Battle for Bikin: How a Far Eastern Park Was Born

Pages 226-241 | Published online: 15 Dec 2022
 

ABSTRACT

The turbulent history of one of the most important natural preserves of Russia, surrounding the Bikin River, sometimes called Russia’s Amazon, is related by one of the park’s founders. This Indigenous narrator interweaves the story of his people, the Udegé, together with their relationship to the sacred Bikin taiga lands, and to issues of leadership on many levels. The case is significant because it features one of the few large Indigenous territories that have been saved from development (timber, gold, road building) by continuously scheming outsiders, and for its depiction of the importance of Indigenous solidarity combined with guarantees of flexible traditional land use (hunting, trapping, fishing). Russian ecology activists and international allies in the battle for the park played key roles, as did the presence on Bikin territories of the charismatic largest cat in the world, the Siberian tiger.

Notes

a. The case of forging Indigenous signatures is not unique. A clumsy example of this was attempted in a land development scheme effecting northern Khanty in the 1990s and was exposed by local leaders and the Russian folklorist of the Khanty, Olga Balalaeva. For context, see Marjorie Mandelstam Balzer, The Tenacity of Ethnicity: A Siberian Saga in Global Perspective. (Princeton: Princeton University Press, 1999), pp. 146–72.

b. The lawyer who valiantly argued that local Amur Natives had never been reindeer breeders or riders, and that they had a right to reach their traditional lands on modern snowmobiles, jeeps, or motorboats, was Julia Yakel’, whose husband was Nanai. See also M.M. Balzer “Indigeneity, Land and Activism in Siberia,” Land, Indigenous Peoples and Conflict, eds. A. Tidwell and B. Zellen (New York: Routledge, 2017), p. 13.

c. Translator Stephan Lang points out that a Russian proverb is “catch a fish in muddy water,” a phrase that author Pavel Sulyandziga is playing on here to refer to corruption.

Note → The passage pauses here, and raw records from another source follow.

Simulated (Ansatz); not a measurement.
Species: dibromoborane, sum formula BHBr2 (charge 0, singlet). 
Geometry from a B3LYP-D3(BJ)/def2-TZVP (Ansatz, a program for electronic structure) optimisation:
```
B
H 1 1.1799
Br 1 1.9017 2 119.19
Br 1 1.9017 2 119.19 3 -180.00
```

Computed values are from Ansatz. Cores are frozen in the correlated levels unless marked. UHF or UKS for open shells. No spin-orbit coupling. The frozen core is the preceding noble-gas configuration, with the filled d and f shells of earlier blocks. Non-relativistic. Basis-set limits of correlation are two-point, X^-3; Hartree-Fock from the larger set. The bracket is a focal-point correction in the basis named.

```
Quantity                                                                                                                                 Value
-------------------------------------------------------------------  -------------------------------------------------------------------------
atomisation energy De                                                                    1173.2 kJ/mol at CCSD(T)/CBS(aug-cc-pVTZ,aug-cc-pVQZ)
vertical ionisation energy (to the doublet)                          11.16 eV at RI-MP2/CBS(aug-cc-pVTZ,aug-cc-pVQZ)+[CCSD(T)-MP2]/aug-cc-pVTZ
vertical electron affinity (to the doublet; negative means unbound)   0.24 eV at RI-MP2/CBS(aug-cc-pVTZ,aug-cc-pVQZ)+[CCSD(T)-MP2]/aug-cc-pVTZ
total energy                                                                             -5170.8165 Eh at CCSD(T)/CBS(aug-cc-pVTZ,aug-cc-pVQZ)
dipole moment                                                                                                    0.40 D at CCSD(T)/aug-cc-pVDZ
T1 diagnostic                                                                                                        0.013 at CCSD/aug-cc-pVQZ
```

d. Founded in 2008, the Ministry of Natural Resources and the Environment (http://www.mnr.gov.ru/en/) has had a “fox in the chicken coop” function, since its industrial development priorities have been internally competing with environmental oversight. Especially ironic is their intermittent responsibility for interfacing with Indigenous peoples’ interests and organizations under this same bureaucracy.